Date: Sun, 15 Apr 2018 10:00:53 -0700 (PDT)
User-agent: G2/1.0

On Friday, April 13, 2018 at 4:29:50 AM UTC-4, Loris Bennett wrote:

> Eli Zaretski  writes:

>>> From: "Loris Bennett"
>>> Date: Fri, 13 Apr 2018 08:17:45 +0200
>>> However, being a relative newbie, having only used Emacs since the late
>>> '80s, I have never come across the "Minibuf menu".  What's that?
>> Assuming you didn't disable the menu bar, type "M-x" and look at the
>> menu bar: you will find a "Minibuf" item there.  Clicking it with the
>> mouse will show some minibuffer-related commands.

> (since I'm usually looking at the minibuffer at the bottom of the screen 
> while the "Minibuf" item is active at the top of the screen).

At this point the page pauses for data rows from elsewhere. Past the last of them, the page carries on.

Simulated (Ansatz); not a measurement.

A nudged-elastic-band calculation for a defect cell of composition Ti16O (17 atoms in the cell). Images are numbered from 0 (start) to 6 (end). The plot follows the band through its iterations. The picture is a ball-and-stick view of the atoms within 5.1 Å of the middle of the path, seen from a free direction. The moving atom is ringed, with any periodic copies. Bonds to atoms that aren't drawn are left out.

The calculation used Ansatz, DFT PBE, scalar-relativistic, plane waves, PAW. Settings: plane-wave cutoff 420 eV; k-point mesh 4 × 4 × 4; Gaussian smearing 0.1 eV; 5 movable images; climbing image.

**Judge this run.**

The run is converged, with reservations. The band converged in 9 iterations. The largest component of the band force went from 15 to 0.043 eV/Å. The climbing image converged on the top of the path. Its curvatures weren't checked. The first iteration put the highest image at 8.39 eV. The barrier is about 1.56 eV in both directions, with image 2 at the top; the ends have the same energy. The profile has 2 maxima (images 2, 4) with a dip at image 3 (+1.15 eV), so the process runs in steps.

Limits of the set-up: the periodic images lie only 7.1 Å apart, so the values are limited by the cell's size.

Which kinda sets one yearning to juxtapose BOTH side-by-side, 
one-over-the-other to facilitate noticing these two operationally related 
visuals, rather than having one's visual field divided by the WHOLE HEIGHT of 
the intervening buffer.

If I, for one, could have the minibuffer displayed at the TOP near the menu bar 
via a configuration option I WOULD.

It's annoying and time consuming to have to re-register one's focus back and 
forth from top to bottom.

How software engineers, developers, and users can manifest AWARENESS of the 
time wasted in removing one's hands from the keyboard -- to use a mouse or 
touch pad -- due to the time of re-acquiring finger positions on the keys BUT 
not extend this to visual re-acquisition when one is compelled to remove ones 
focus from something figural at the top XOR the bottom -- or NOT, having missed 
it entirely due to being too far out in the peripheries of one's visual field 
-- then having one's eyes having to make the return trip.

Hell, I don't think I'd mind having the mini-buffer appear atop the pull-down 
menu ... so long as the two could be juxtaposed side-by-side.
Optional socket-plug match-ups a bonus. (read supporting text below)

"Imagine ..." -- John Lennon

Imagine a minibuffer popping up beneath the menu bar.

Now imagine the ^ character being allowed in the character string one composes 
in the minibuffer.

Image this `^' character pointing to an item in the menu bar.

Imagine elisp code smart enough to make the correspondences between the 
pointed-to and referenced-from items and then `do something useful, 
informative, productive, or interesting'.

Just a few thoughts on Human-Computer interface design and visual ergonomics.